The current economic crisis is reshaping the business world in many ways–and one is an increasingly graying workforce. Many workers are deferring retirement because their retirement funds shrank in the stock market meltdown. The end result of an older workforce may well be an escalation in age discrimination complaints–a trend already evident as the Baby Boomers, now in their 50s and 60s, claim they are disproportionately targeted for layoffs. (For analysis of the latest Supreme Court decision affecting Age Discrimination in Employment (ADEA) lawsuits, see “Motivation Action.”)
In February, Watson Wyatt surveyed more than 2,200 active employees to gauge the effect of the economic crisis on Americans’ retirement planning. They found that 50 percent of workers age 50 and over now plan to work past age 65. Fifty-four percent of workers aged 50 to 64 who plan to postpone retirement say they will work at least three years longer than expected, and three-quarters of that age group cited the decline in their 401(k) plans as the key reason they will defer retirement.

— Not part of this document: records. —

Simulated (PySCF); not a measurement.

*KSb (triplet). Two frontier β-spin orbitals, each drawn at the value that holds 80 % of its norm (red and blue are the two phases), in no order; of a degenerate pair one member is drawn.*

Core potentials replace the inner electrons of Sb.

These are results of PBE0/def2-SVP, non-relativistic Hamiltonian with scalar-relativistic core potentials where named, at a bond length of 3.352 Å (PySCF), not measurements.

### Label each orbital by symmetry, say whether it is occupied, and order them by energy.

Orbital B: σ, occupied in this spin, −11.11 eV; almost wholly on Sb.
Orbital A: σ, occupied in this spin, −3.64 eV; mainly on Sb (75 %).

Meanwhile, the EEOC reported almost 25,000 age discrimination claims filed in fiscal year 2008, a 29 percent increase over the previous year. Acting EEOC Chairman Stuart Ishimaru linked that to employers who hold negative stereotypes of older workers, underestimate their contributions to the enterprise and disproportionately select them for layoffs.
But Gregg Lemley, a shareholder at Ogletree Deakins, sees a different pattern in the spike in age discrimination claims. Lemley says that in a recession, employers look for the way to maximize their savings, with layoffs often resulting.
“When trying to cut payroll costs, they look to the highest salaries, and those frequently correlate with age,” he says. “The bottom line is, even if the employer has completely innocent motives, often layoffs will hit older workers more than younger workers. Those who get laid off look in the mirror and say, ‘What can I sue over?’ and age will be one of those reasons. So you will always see an uptick in age discrimination claims in an economic downturn.”
The fact that more employees feel compelled to work longer because their retirement funds have shrunk could aggravate the situation. Lemley notes that employers frequently offer early retirement packages as a way to trim the payroll before resorting to layoffs. But workers who feel they must extend their working years won’t be as willing to take such a package, so layoffs are likely to follow, with the resulting risk of class action age discrimination litigation.
Additionally, he adds, employees who stay on the job only because they need the money may not perform up to standards.
“You could end up with employees who have mentally checked out and who are staying around for the paycheck even though their heart is not in it,” he says. “An individual like that who is fired [for poor performance] may feel backed into a corner by his economic situation and may be more likely to file an individual lawsuit.”
Michael Duffee, a partner at Ford & Harrison, advises employers to think about how a jury will view the facts behind a layoff or an individual termination involving older workers.
“At the end of the day in a termination, if you have bad facts, you have bad facts,” he says. “If you are an employer dealing with people in the protected age group, you need to look realistically at how a third party will look at what you did. How did you treat this person? Can you defend it as a practical matter? If you can’t pass the red face test–if you can’t argue your case without your face turning red–you have a problem.”